Mazda’s flagship full-size SUV gets a plug-in hybrid option for 2024, and I spent a week driving it in its luxury Premium Plus trim. In that time, I got to experience the benefits of the new SUV’s plug-in power––and a few limitations.
Design and Interior
The Premium Plus version of the CX-90 PHEV starts at just under $60k, and from a luxury standpoint, the interior is extremely refined. Every surface you touch feels premium; you’ve got your arm on a leather console or your hand on the precision edges of a metal dial. All the analog buttons on the dash are also appreciated, as I don’t enjoy having to go through a touch screen for everything. I like that Mazda hasn’t gone too far into the future here. There’s nothing overly techie that screams “electric!” No glaring visual cues making promises of a new and better future. Inside and out, it has the same dignified design presence of the CX-90 of recent years. Refined, it certainly is. Exciting… maybe not. Then again, the excitement in a Mazda SUV is more about the drive and handling.
Getting into the cockpit for the first time, I had some issues with the user interface. I tried to pair it over Bluetooth with two different devices and couldn’t get a successful pairing. This highlights something inherently unfair about reviewing a car. As a buyer, I would troubleshoot this until I got it worked out. But with limited time, after trying two phones with no success, I gave up and moved on. I’m sure that anyone purchasing this car would get this resolved, but the UI didn’t win me over on first impressions. Another thing I couldn’t figure out was why the toggle on the steering wheel would change the audio source (from FM to XM, for example) instead of toggling between stations, and I had to do that on the touchscreen. There may be a setting to adjust here, but I was not able to find it. Another tech issue I encountered was that the steering wheel locked multiple times while the SUV was in park, and as a quick fix I would restart the engine to disengage it. It’s very likely that this was a matter of user error, but I do drive a lot of different cars, and this is not something I’ve encountered before. One tech feature worth mentioning is that the battery can be used as a 1500-watt outlet, which could be very useful if you wanted to take it camping.

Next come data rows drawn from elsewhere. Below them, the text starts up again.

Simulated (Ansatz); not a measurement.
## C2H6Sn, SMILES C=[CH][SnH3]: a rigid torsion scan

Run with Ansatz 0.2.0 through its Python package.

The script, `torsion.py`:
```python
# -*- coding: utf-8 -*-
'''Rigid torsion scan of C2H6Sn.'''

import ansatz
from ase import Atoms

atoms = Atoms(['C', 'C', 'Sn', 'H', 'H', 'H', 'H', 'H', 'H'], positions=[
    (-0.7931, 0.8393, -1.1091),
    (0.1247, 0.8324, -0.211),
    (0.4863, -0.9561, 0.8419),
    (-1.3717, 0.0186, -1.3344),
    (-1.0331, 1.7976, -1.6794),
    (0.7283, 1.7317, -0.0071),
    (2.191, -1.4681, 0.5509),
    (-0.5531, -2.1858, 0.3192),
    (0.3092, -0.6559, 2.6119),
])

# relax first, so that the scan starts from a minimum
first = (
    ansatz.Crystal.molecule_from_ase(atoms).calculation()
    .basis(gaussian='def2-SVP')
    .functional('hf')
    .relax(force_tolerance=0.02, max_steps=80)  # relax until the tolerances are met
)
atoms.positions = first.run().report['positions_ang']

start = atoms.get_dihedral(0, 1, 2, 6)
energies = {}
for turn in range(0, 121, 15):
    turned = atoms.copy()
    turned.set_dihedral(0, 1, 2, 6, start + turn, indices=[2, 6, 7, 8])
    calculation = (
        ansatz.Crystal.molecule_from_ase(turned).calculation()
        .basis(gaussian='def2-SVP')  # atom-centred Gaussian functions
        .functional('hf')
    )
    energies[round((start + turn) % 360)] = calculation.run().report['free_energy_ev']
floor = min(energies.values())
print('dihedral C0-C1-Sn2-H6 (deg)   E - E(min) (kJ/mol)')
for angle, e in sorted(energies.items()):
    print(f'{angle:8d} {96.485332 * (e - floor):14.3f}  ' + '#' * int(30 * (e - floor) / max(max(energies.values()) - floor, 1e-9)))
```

It is a three-row SUV, though the third row is better for kids than adults for anything other than short drives. That said, the panoramic moon roof keeps things light and airy in the third row, so it doesn’t feel claustrophobic. Adult passengers would find the second row very comfortable for a long car ride.
Experience and Performance
The CX-90 PHEV comes standard with all-wheel drive. Mazda estimates that the electric-only range is 26 miles, and that with a full charge and a full tank, you can get 490 miles of range. But let’s break that down a bit: 490 miles of range is solid, but in my opinion this kind of range is not where this vehicle excels. On a long road trip where the 490-mile figure matters, you would run through the electric battery relatively quickly. But the SUV is not compatible with Level 3 DC fast chargers, so the shortest charge time is 2.5 hours with a Level 2 charger, which isn’t practical on a road trip. So, for the majority of such a trip, I would personally prefer to be in a gas-only CX-90 instead of the PHEV, because of the better all-gas performance.
But this logic changes drastically in a daily driver situation. As mentioned, the battery charges to full in 2.5 hours at a Level 2 charger, and 11 hours with a regular 120-volt Level 1 outlet. I actually found it to be very easy to keep it charged even with a Level 1 at home. In short drives to the gym or the grocery store, where I never depleted the battery fully, the performance is magnificent. The 2.5L 323-horsepower hybrid engine with its 369 lb-ft of torque felt zippy and fast––the Mazda performance that I was expecting. Mazda SUVs are known to be some of the most fun crossovers to drive, and when going on electric and gas power or on electric alone, you really feel this. It has five driving modes: normal, sport, off-road, towing (up to 3,500 pounds) and EV. The most fun I had with it was driving it fully as an EV, but the sport mode was also very fun––as long as the battery was topped up.
It’s when you’re out of power that I felt it lacked that Mazda zip. Driving it on gas power alone, the engine didn’t live up to the posh interior surroundings, for me. On gas alone, it was a more disjointed experience––like with electric engaged alongside the gas you’re enjoying a symphony, and then when you switch to all-gas it’s as if the violin section has gone silent. What you’re left with isn’t bad, but it’s not the full experience.
I came away feeling like anyone looking at this SUV seriously would have to be honest with themselves about how they actually drive versus how they imagine themselves driving. If what you mainly do is make runs to the grocery store, to work, or to take kids to school, then I think this is an excellent luxury SUV that is fun to drive and priced very well for its level of refinement. But, if you’re heading off on long drives every weekend, I think the gas-only version may deliver more of what you need.
It’s difficult to drive any electrified vehicle without commenting on the technology and the infrastructure supporting it, which isn’t exactly fair. If I were to hold gas-powered cars to the same standard, I’d have to nitpick all the noises and smells that come with internal combustion that we all take for granted at this point. But because EV technology is evolving more dramatically in real time, it gets way more scrutiny. It is not fair, but it is still the reality of the user experience.
For some users, a plug-in hybrid can be the best of both worlds, but for other users, it may not achieve the best of either. Based on how and where you drive, you may prefer the CX-90’s all-gas sibling, so you know the power you have is always going to be there. Or an all-electric vehicle, so you can do 20-minute charges on the road at direct-current fast charging stations. Or a more traditional hybrid that gives you extra mileage but never needs to be plugged in. There have never been more options for how little or how much you want to electrify your driving experience, but not every option is right for you, and it’s important to go into that decision with open eyes.
The CX-90 is tried and true at this point. As a three-row crossover, it doesn’t have anything left to prove. It is a truly excellent SUV. And while the PHEV version is probably perfect for many, it may not be the best choice for everyone.